The Federal Reserve will likely increase interest rates by a quarter percentage point at the conclusion of its two-day meeting, marking the 10th increase since March 2022, taking the Fed’s benchmark borrowing rate to a target range of 5%-5.25%. However, the real mystery lies in how the central bank proceeds from here. Investors want to know if the Fed is done hiking, or if it will leave the option open for tightening further to fight inflation.
Inflation remains at the forefront of official thinking, with recent indicators pointing to a softening but only to a level that is still above the Fed’s 2% target. For instance, the Dallas Fed compiles a gauge called the “trimmed mean” for personal consumption expenditures that essentially throws out high and low readings. That is showing annual inflation around 4.7% in March, little changed since August 2022 and up from a 3.9% pace in March 2022. The consumer price index was at 5% in March, compared with 8.5% a year ago. None of those figures are satisfactory for Fed officials.

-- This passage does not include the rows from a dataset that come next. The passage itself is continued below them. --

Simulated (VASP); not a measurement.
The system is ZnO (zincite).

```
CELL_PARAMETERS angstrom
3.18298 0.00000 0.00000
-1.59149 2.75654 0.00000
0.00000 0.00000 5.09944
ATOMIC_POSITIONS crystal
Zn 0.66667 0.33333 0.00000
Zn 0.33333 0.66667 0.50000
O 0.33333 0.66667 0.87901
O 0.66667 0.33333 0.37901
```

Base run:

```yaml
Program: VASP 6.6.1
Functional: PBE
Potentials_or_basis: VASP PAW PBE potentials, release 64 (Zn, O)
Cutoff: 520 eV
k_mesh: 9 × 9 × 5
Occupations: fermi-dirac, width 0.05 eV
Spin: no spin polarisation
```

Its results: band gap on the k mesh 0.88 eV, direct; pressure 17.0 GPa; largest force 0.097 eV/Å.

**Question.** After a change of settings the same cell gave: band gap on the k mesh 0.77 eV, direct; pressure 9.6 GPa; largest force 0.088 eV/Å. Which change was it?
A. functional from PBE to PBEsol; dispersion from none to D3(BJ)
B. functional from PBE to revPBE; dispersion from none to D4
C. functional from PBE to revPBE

The Fed must also consider the economy and the nettlesome problems in the financial world. A looming recession appears to be getting closer, with gross domestic product growing at just a 1.1% annualized pace in the first quarter and signs of cracks appearing in the labor market.
All these crosscurrents will lead the Fed to signal a policy pivot to the market this week. The firm’s economists expect the FOMC to tweak language in the post-meeting statement indicating a change ahead. Fed policymakers will stress that interest rates need to remain restrictive even though there may not be any additional increases on the way. The aim would be to maintain the central bank’s inflation-fighting credentials while also acknowledging the other stresses and the ability now to simply let the previous hikes run their course through the economy.
To be sure, while the market is anticipating a “dovish” Fed, inclined to halt rate rises and start cutting later this year, stubbornly high prices could change that. Inflation has proven to be more persistent than officials anticipated.
In fact, Citi sees not only an increase at this week’s meeting but also additional hikes in June and July before the Fed finally pulls back. The next Fed policy meeting comes in six weeks, on June 13-14, and April’s consumer price report is due in one week, on May 10.
There may be some variety in opinion among Fed officials who generally move in unison, with remarks since the beginning of March reflecting divergent views between those who are expecting a policy change against those who still see inflation as the top priority. The uncertainty is palpable, but investors remain hopeful that the Fed will strike a delicate balance between signaling a pause and leaving the door open for further tightening if necessary.